21 Sri Lankan Tamils arrested
Twenty-one of the 151 Sri Lankan Tamils taken into custody by the Kollam police on Sunday night were arrested on Tuesday for violating the Foreigners Act.
They were produced before the Judicial First Class Magistrate Court-2 here and remanded for 14 days.
Sindhuja and Muthumalar, two women among the arrested, were lodged in the Kottarakara sub-jail. Their three children, all infants, were lodged with them in the same jail; three other minors, children of some of the arrested, were sent to the juvenile home here. The 19 were sent to the district jail.
Assistant Commissioner of Police Thomson Jose said they were arrested as they did not possess any valid documents to be in India.
Assistant Public Prosecutor Manjula Itty said the arrest was based on a case registered by the Kollam police under Section 14 (C) of the Foreigners Act. All of them were from Sri Lanka’s Tamil-majority Northern Province, mostly Jaffna and Vavuniya districts.
Six others wanted by the police under Sections 420 and 34 of the Indian Penal Code are at large. They are three agents and three crew members of the fishing boat, in which the 151 people were allegedly being taken to Australia.
The agents, hailing from Tamil Nadu, have been identified as Dineshan, Nishanthan and Sivadasan. The crew members have not been identified, but listed as persons who can be identified at sight. The agents had taken sums ranging from Sri Lankan rupee 1 lakh to 5 lakh from the 151 people for smuggling them to Australia on an 18-day journey.
The remaining 124 Sri Lankan Tamils are those who sneaked out of refugee camps in Tamil Nadu.

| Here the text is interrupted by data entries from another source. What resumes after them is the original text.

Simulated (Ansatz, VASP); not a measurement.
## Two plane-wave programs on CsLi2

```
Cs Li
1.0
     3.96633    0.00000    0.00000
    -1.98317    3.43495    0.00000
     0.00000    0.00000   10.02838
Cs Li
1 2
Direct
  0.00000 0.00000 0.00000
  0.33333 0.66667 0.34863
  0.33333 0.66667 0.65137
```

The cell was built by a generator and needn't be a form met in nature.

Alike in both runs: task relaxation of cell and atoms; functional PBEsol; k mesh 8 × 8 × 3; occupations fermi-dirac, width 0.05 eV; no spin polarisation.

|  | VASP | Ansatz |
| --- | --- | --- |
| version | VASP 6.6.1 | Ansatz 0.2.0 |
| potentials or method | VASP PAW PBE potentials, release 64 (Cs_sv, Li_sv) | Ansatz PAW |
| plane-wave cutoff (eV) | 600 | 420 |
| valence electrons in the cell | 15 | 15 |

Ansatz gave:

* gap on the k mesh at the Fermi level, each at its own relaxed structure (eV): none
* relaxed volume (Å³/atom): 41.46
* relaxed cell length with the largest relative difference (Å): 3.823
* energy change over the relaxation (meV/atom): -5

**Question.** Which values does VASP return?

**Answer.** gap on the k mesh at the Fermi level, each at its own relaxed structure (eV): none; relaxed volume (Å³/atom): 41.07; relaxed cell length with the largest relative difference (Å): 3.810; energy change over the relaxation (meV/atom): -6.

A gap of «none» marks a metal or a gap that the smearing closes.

They have been listed as witnesses. They will be sent back to their camps. A Tamil Nadu police team will arrive here on Wednesday.
These people alleged that they sneaked out of the camps because of the tough life there. They requested the Kollam police to make sure that they were produced before some senior police officer in Chennai, instead of being sent directly to the camps, so that they could explain their woes in the camps.